The RCMP currently uses police officers trained in the Standard Field Sobriety Test (SFST) and the Drug Recognition Expert (DRE) program to detect impaired drivers. With approximately 1,000 SFST-trained officers and 500 DREs in the force — about 10 per cent of all RCMP officers — it can be a challenge to have an expert attend every roadside stop.

"In my experience, Drug Recognition Experts aren't always available when dealing with a suspected drug-impaired driver," says Cst. Tyler Dunphy, a Yellowknife RCMP officer who participated in the pilot. "Having a roadside screening device will increase the number of officers who are able to identify drug impaired driving and will ultimately hold more drivers accountable for their actions."

Overall, the results from the pilot project showed that with the proper training, oral fluid screening devices can be a useful additional tool for police to detect people driving under the influence of drugs.

Next steps

While the devices can effectively detect the presence of a drug, Smith notes this does not always relate directly to the impairment of an individual. Alcohol has a strict per se limit of 80 milligrams per 100 millilitres of blood — a blood alcohol concentration put into the Criminal Code at which it becomes illegal to drive. Drugs do not currently have legislated per se limits.

"We're talking about thousands of drugs," says Smith. "We don't have the same body of research on drug impairment, so it's difficult to pick number for a limit. It also depends on the individual tolerance of the person and how they react to specific drugs."

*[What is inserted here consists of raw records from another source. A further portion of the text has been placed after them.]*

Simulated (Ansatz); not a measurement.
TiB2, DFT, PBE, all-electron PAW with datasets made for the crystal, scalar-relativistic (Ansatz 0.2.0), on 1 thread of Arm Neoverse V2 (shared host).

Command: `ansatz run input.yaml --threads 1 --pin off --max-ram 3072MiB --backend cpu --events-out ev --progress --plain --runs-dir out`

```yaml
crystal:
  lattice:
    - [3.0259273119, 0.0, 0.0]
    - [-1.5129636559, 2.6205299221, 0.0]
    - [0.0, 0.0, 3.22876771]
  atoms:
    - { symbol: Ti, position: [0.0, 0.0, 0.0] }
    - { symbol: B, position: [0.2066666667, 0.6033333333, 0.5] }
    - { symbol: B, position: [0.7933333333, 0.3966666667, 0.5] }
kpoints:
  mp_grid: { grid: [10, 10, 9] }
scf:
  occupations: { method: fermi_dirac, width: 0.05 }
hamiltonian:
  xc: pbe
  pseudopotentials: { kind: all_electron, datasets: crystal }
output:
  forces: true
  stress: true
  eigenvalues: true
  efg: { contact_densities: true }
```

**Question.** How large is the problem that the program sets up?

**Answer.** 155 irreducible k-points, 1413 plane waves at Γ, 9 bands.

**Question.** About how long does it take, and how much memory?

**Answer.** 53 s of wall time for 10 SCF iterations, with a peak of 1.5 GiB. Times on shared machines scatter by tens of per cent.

Despite these challenges, police are not backing down on enforcing drug impaired driving. The pilot is now being used to develop training, guidelines and standards for the devices. If all goes as planned, the RCMP will roll out the oral fluid screening devices before next summer.

"It's one more tool that we're putting into our front-line officers' tool belt to deal with impaired drivers on our roads," says Smith.